May 13 Sri Lanka’s central bank permitted the spot currency to rise by 10 cents after letting it drift down 60 cents in three calibrated steps since April 30, but did not provide any reason for the latest upward adjustment to the rupee.
Dealers however said the domestic currency still faced pressure from rising imports and growth in credit, and that the spot should have traded at levels below 133.50.
“The import pressure is still there. The spot should trade lower, but it did not trade because of the central bank’s intervention,” said a currency dealer asking not to be named.
Central bank officials did not respond to requests for comment.
Dealers also said the spot rupee did not trade on the day as the banking regulator used moral suasion to prevent deals below 133.40. This intervention ploy, which is widely used by the central bank, reflects concerns over potentially destabilising fluctuations in the rupee.
The central bank allowed the spot to appreciate 10 cents to 133.40 from Tuesday’s level of 133.50.
Since April 30, the central bank has through three interventions let the spot rupee fall 60 cents or by 0.45 percent, including a 20-cent cut on Tuesday and a 30-cent reduction on May 6. The spot had been held firm at 132.90 since February until April 30.
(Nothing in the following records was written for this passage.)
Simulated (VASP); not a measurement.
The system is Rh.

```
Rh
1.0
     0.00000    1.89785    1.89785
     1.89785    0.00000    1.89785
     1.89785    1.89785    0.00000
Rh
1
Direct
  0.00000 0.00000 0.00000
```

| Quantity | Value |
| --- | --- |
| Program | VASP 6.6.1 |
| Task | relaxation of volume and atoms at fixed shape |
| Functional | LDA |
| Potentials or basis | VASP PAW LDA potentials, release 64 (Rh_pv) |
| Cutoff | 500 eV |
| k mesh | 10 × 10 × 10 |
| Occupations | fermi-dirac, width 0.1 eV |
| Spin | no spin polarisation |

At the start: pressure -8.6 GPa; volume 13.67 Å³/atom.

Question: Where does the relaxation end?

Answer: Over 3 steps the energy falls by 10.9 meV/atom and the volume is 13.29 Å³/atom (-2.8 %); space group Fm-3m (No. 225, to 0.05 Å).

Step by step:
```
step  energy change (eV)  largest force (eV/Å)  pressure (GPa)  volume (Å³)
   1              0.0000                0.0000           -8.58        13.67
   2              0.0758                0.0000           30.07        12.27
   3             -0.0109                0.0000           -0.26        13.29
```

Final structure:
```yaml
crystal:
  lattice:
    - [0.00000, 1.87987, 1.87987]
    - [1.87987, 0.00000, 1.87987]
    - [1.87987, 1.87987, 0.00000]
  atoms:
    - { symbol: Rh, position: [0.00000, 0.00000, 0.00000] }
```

Despite the permitted gain to the spot rupee, two-month and one-month forwards ended steady at 135.65/75 per dollar and 134.70/90 respectively as the central bank defended their levels through moral suasion, dealers said.
On Monday, Finance Minister Ravi Karunanayake rejected claims by currency dealers that the rupee was under pressure.
The rupee has depreciated 1.5 percent versus the U.S. dollar this year up to May 5, the central bank said on Friday.